I believe the problem is somewhere in source configuration. I tried different parameters for @tail plugin, but still no luck. Either Fluentd loses events or loses and duplicates them.

Kentaro Hayashi

unread,
Apr 6, 2021, 10:29:35 PM4/6/21
to Fluentd Google Group
Hi,

Is running fluent/fluentd-kubernetes-daemonset:v1.12-debian-elasticsearch7-1 use Fluentd 1.12.2?,
if not (pulled mage is a bit old), it may be better to refresh for latest one.

Regards,

2021年4月7日水曜日 1:29:27 UTC+9 gvf...@gmail.com:

hiroshi hatake

unread,
Apr 6, 2021, 10:40:48 PM4/6/21
to flu...@googlegroups.com
Hi,

As hayashi said,
fluent/fluentd-kubernetes-daemonset:v1.12-debian-elasticsearch7-1 associates Fluentd v1.12 Elasticsearch images series.
So, you should update to the latest fluent/fluentd-kubernetes-daemonset:v1.12-debian-elasticsearch7-1 image at first.

> Elasticsearch index contains 101822 documents, that means some records were duplicated by Fluentd. In the mean time, some records were completely lost. The documents in Elasticsearch are consistent before the first rotation of Docker log happened.

Have you ever confirmed logs with `kubectl logs deployedname` for deployed daemonset?
If the older fluentd-ealsticsearch image, you will get follow_inodes true is not used warning message in Fluentd Daemonset log.

There is some issues for Docker conatiner log rotation.
Waiting file rotation is default 5 seconds and high volume log writing environment, then Fluentd losts and overlooks high frequency log rotated logs.
I guess that your generating log speed is not high for causing overlooking rotate log situation.
But I have no idea taking to generate 101822 documents in Elasticsearch cluster?
Within few minutes?

Your configuration seems fine for me.
Could you share your suspicious part of Fluentd Daemonset working log?

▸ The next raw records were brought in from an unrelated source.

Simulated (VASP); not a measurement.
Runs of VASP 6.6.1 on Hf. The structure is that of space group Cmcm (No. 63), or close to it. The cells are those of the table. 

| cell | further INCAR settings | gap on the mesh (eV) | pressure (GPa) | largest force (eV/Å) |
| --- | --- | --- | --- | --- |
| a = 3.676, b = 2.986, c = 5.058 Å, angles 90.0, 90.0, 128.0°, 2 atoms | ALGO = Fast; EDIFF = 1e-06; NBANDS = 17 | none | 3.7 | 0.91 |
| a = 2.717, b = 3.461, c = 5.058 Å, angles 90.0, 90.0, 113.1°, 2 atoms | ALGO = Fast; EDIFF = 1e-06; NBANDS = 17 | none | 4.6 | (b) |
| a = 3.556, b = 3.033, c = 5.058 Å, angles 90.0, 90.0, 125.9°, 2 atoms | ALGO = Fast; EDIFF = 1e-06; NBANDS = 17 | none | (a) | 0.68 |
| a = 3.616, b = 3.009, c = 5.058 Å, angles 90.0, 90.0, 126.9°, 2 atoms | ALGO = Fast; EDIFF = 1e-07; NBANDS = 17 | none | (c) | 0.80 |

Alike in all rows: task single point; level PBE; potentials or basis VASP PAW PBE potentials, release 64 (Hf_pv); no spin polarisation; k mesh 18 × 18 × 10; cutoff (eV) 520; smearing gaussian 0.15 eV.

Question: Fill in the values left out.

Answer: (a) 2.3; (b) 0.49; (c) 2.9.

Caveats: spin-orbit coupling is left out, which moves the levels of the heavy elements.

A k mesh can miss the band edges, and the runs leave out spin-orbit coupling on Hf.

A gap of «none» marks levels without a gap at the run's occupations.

There is some hints to resolve this issue.

Thanks,

Hiroshi

2021/04/07 1:29、Grigoriy Frolov <gvf...@gmail.com>のメール:

--
You received this message because you are subscribed to the Google Groups "Fluentd Google Group" group.
To unsubscribe from this group and stop receiving emails from it, send an email to fluentd+u...@googlegroups.com.
To view this discussion on the web visit https://groups.google.com/d/msgid/fluentd/9efbdb07-3b9e-4a60-98f5-901fbda27107n%40googlegroups.com.

Grigoriy Frolov

unread,
Apr 7, 2021, 3:52:20 AM4/7/21
to Fluentd Google Group
I updated Fluentd version to fluent/fluentd-kubernetes-daemonset:v1.12.2-debian-elasticsearch7-1.1 and tried setting tail's refresh_interval to 5, but that does not seem to do the trick.
Latest experiment was run with 50k lines. Inspecting the logs in /var/lib/docker/containers/${container_id} i can see, that there are two parts of the log. The first contains lines 1-40342, the second contains lines 40343-50000 that looks pretty consistent. The first line was emitted at 7:14:46, the last - at 7:18:31. Approximate rate is 222 lines per second.

Inspecting Elasticsearch index I can see that there are 40342 documents with line_number greater than or equal "000001" and less than or equal "040342". That seems to be right. Documents with line_number from "040343" to "040427" are absent in the index. And there are 10700 documents with line_number from "040428" to "050000". That looks weird. Narrowing the search I found out that, for example, documents with line_number from "041090" to "041099" are duplicated. That is really strange.

Fluentd log looks fine.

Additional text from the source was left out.